Greater Acceptance of Divorce in America



Greater Acceptance of Divorce in America

Richard Hollerman

The older a person lives and the longer he is a resident of the United States, the more he realizes that we are in a sweeping tide of change. While change can be good or bad, the change I am referring to is related to a change for the worse. More and more of the American population are accepting immoral and degraded activities and relationship as compared to the past.

While we may be surprised with these findings, we have known all along that Christianity is becoming less and less of a major factor in modern life.  While some people seem to think that Christian values are having a greater effect in public life, statistics don’t bear out this mistaken belief.

Most of us are well acquainted with the Gallup organization, a leading pollster in America that measures the views of Americans on everything from cars to food, from clothes to political opinion.  A new report on culture tells us the story that must be told if we would have an accurate view of the opinions and lifestyle of contemporary Americans.

Let’s view the subject of divorce as we begin.  The Gallup report says:

More Americans than ever believe divorce is morally acceptable, with the percentage who say this jumping to 70% in Gallup’s 2008 Values and Beliefs survey, up from 59% in 2001, and breaking the previous high of 67% in 2006. ( cultural-tolerance- divorce-grows-70. aspx?version=print.)

If we had the figures at hand for the acceptance of divorce for, say, 1825 or 1850 or 1875, surely the percentage of acceptance would be very low by comparison. Today some 70 percent of Americans are willing to accept divorce in a positive way. (The report comes from 2008, a few years ago.)

But what about other moral issues that are discussed in our age? Gallup found that Americans found “morally acceptable” a number of immoral activities and relationships. Here are the statistics:

70%   Divorce

63%   Gambling

61%   Sex between unmarried men and women

55%   Having a baby outside of marriage

51%   Doctor assisted suicide

48%   Homosexual relations

40%   Abortion

15%   Suicide

8%     Polygamy

7%     Married men and women committing adultery

We can be glad that there is still a sizeable proportion of people who would find these immoral and sinful activities wrong, yet it is a shame that some people do find these acceptable.

Just who are finding divorce acceptable? Gallup tells us:

Tolerance of divorce continues to be higher among younger adults compared with those 65 and older. Also, conservatives show far less support than do self-described moderates and liberals. And barely half of Americans who say religion is very important in their lives believe divorce is morally acceptable, compared with virtually all non-religious Americans.

As is the case with many different issues of morality, the young are more willing to endorse immoral relations while the older adults are more unwilling to accept them. Further, the conservatives and religious are less inclined to accept divorce (and other immoral activities).

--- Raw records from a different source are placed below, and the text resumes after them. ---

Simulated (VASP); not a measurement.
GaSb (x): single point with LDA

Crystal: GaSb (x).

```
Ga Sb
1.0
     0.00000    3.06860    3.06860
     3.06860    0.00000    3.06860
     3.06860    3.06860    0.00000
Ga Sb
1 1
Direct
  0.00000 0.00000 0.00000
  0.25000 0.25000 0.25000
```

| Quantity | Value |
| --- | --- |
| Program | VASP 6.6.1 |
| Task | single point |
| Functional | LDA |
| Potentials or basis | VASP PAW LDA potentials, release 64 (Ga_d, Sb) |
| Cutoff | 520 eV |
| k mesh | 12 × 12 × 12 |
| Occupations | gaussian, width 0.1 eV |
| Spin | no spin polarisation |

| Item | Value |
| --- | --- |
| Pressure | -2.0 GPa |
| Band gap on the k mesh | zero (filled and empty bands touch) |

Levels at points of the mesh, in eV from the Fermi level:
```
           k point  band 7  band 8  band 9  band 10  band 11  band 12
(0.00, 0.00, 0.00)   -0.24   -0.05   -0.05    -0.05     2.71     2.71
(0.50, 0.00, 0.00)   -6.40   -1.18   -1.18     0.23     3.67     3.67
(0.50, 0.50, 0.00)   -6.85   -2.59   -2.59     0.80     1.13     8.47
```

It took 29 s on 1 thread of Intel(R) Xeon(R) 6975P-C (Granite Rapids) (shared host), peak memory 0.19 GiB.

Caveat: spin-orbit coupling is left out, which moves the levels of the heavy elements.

Let’s take a closer look at the various elements of society in the matter of divorce. Some 70% of men and 69% of women now accept divorce (very similar views). Further, some 71% of 18 to 29 year olds, 74% of 30 to 49 year olds, 71% of 50 to 64 year olds, and 57% of those 65 and older. We can see from this that older Americans are slightly less inclined to have a positive view on divorce.

What about political persuasions?  61% of Republicans, 74% of Independents, and 72% of Democrats find divorce “morally acceptable.” Another finding is that 57% of Conservatives, 72% of Moderates, and 87% of Liberals accept divorce. As to religion, 65% of Protestants (of all kinds) and 75% of Catholics accept divorce. (It would have been interesting to note the views of atheists, Muslims, Jews, and others.) As to whether or not religion is “important,” Gallup discovered that 55% of those who view religion as “very important,” 83% of those who view religion as “fairly important,” and 91% of those who say religion is “not very important” would accept divorce. Probably none of these findings are too surprising but it is noteworthy that our suspicions have probably been verified.

When we come to the end of the article on public views on divorce, Gallup makes this significant comment:

People going through divorce often deal with a range of difficult emotions, including anger, sadness, trepidation, remorse, and a sense of failure. One issue becoming less and less a factor in that gut-wrenching mix is the sting of moral condemnation.

This shows that divorce can still have a big impact on our life and result in many emotions. However, as the Gallup organization points out, “moral condemnation” is not the kind of factor that remains in our modern life. In other words, more and more people are unwilling to say that divorce is immoral and to be condemned.

How does the Christian view this report? We can see that indeed John the apostle was correct when he declared that “the whole world lies in the power of the evil one” (1 John 5:19). We can also see that evil will grow more and more in some contexts (cf. 2 Timothy 3:13). In America, increased numbers of people are willing to accept a wrong behavior (not to speak of other cultures that have not been as greatly influenced by Christianity as our own country).

We would add to this another observation. As a Christian grows in the Lord and in his spiritual life, he will grow increasingly uneasy about sinful and wrong relationships and behavior (cf. 2 Peter 3:18). In other words, if he was converted after his marriage and his wife (or her husband) did not also come to Christ, we can see that marriage can bring great upheaval and disappointments. The unsaved spouse may become so upset over the Christian’s conversion and godly lifestyle, the he or she chooses to end it all in divorce. Thus, “Christianity” can result in some divorces that may never have occurred (cf. 1 Corinthians 7:12-16; Matthew 10:34-37).

While the world around us increasingly is willing to accept moral compromise, true Christians must be willing to take a moral stand for truth and righteousness. When the world derides us or just can’t understand us, we need to stand solidly on the Word of God and do what is right. Will you determine to stand alone, if need be, if only you will stand for the Lord? If so, I’ll plan to stand with you!